Despite now saying that analyzing what they've already got would take 25,000
years, and that admitting that they haven't analyzed what they've already got
(e.g. in rule 56f motion, denied motion for protective order, etc), they *still*
say they want IBM to produce about 400X as much information as IBM has already
produced (25,000 years X 400 = 10,000,000 years!)

SCO told the court in response to IBM's motions to compel discovery, that the
SCOforum presentation was about a possible copyright case. Now SCO says they
never had any copyright case, they never did any copyright analysis and they
have not got any copyright experts.

And none of the discovery that SCO requests would produce, or even has potential
to produce, evidence of substantial similarity (a necessary precursor to a valid
copyright claim).

- It doesn't matter if IBM has 250 people working on Linux in 10 locations, of
2,500,000 in 1,000 locations... (one of the things SCO insists it might
discover), if there's no substantial similarity between Linux and SCO's
purported copyrights in System V, there's no copyright infringement.

- It doesn't matter whose attended the same university as Linus (SCO's false
claims about Minux), if there's no substantial similarity between Linux and
SCO's purported copyrights in System V, there's no copyright infringement.

- It doesn't matter what Linus said about whether any of SCO's claims about
shared libraries make sense or what they imply (SCO's argument for depositions),
if there's no substantial similarity between Linux and SCO's purported
copyrights in System V, there's no copyright infringement.

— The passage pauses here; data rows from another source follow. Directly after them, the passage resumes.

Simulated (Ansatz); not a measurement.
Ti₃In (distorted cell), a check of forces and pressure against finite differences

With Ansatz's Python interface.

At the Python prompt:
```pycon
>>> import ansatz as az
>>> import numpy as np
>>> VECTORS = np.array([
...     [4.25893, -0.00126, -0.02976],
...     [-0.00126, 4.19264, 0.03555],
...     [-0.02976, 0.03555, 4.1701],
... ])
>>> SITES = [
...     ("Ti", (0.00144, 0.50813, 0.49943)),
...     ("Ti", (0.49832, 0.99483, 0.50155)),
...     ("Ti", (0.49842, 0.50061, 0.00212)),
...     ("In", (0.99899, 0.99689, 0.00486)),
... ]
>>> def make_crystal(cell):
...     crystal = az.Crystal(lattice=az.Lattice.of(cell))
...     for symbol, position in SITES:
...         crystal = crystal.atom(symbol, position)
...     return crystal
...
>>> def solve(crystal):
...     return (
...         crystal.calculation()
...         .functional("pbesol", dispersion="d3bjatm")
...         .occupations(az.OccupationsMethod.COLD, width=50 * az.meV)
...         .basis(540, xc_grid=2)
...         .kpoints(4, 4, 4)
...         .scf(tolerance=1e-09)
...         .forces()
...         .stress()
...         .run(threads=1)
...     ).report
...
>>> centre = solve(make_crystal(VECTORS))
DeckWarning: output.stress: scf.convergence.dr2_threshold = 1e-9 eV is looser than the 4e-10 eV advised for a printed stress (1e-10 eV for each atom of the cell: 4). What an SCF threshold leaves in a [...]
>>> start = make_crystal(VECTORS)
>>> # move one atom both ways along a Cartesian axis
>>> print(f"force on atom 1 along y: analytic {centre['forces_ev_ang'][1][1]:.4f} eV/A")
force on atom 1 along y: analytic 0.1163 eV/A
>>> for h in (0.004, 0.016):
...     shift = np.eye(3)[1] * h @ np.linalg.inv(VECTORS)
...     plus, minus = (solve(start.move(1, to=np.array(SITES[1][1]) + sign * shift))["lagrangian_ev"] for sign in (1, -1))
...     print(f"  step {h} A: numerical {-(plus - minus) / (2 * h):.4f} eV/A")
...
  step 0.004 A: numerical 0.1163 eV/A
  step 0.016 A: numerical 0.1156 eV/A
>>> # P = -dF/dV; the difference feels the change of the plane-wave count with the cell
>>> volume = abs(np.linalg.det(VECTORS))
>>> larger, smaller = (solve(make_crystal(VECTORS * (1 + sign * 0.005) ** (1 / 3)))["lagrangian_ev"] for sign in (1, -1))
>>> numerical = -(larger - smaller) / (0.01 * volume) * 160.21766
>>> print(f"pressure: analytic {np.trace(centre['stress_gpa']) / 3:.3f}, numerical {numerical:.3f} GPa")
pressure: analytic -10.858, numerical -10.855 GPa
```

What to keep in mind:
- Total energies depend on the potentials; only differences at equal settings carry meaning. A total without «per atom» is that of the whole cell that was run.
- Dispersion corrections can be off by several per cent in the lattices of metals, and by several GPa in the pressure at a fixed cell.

- It doesn't matter what some AIX or Dynix programmer did in 198x (SCO wanting
to discover the history, programmer notes, interim versions etc), if there's no
substantial similarity between Linux and SCO's purported copyrights in System V,
there's no copyright infringement.

- etc


SCO also reverses the declaratory judgement for non-infringement of copyright
burden. According to them, IBM has to prove it's innocent in all IBM's
activities. (Contrast that to IBM's PSJ memo)

I could go on... What a bunch

Quatermass

P.S.
Why is not one of the media outlets that carried all Darl's claims to have
evidence in hand, to have had 3 teams, to have done a deep dive, etc.. - not now
writing about the dramatic change in SCO's position.

[ Reply to This | # ]

PJ you know why they want it all so stop pretending you don't
Authored by: Paul Shirley on Thursday, July 15 2004 @ 11:46 AM EDT
their unique concept of what is a derivative work. Why else would they want every single version of AIX from the founding of the world?

Its clear they want to find a chain of changes that start with SCO source and end with something very different. Moreover their idea that this might be a reasonable attack is shared by a large proportion of the computer industry, that's why clean room working methods are so common when cloning products. Its why open standards are so vital in programming, to avoid massive duplication of effort avoiding derivative copyright problems.

While precedents for other copyright case law probably means they cannot ultimately win on this basis even if it happened that way (which I doubt),due to degree of change, its not desirable to make this an acceptable practice - its far too open to abuse.

Don't confuse their outrageous extrapolations of derivative with their attempt to use more normal interpretations in court. SCOG love using words to mean different things, we all know it so stop pretending you don't just to get cheap shots in.

[ Reply to This | # ]

Re: "Win something"
Authored by: Anonymous on Thursday, July 15 2004 @ 12:32 PM EDT

Hmm...

I've got this mental picture of the Bad News Bears vs. the New York Yankees. And the Bears sponsor jumping up and down because they can't get a hit against the Yankees pitchers.

[ Reply to This | # ]

SCOG Has Provided Their Own Reason To Deny Discovery
Authored by: moogy on Thursday, July 15 2004 @ 12:47 PM EDT
[Some of this is repeated from a earlier post]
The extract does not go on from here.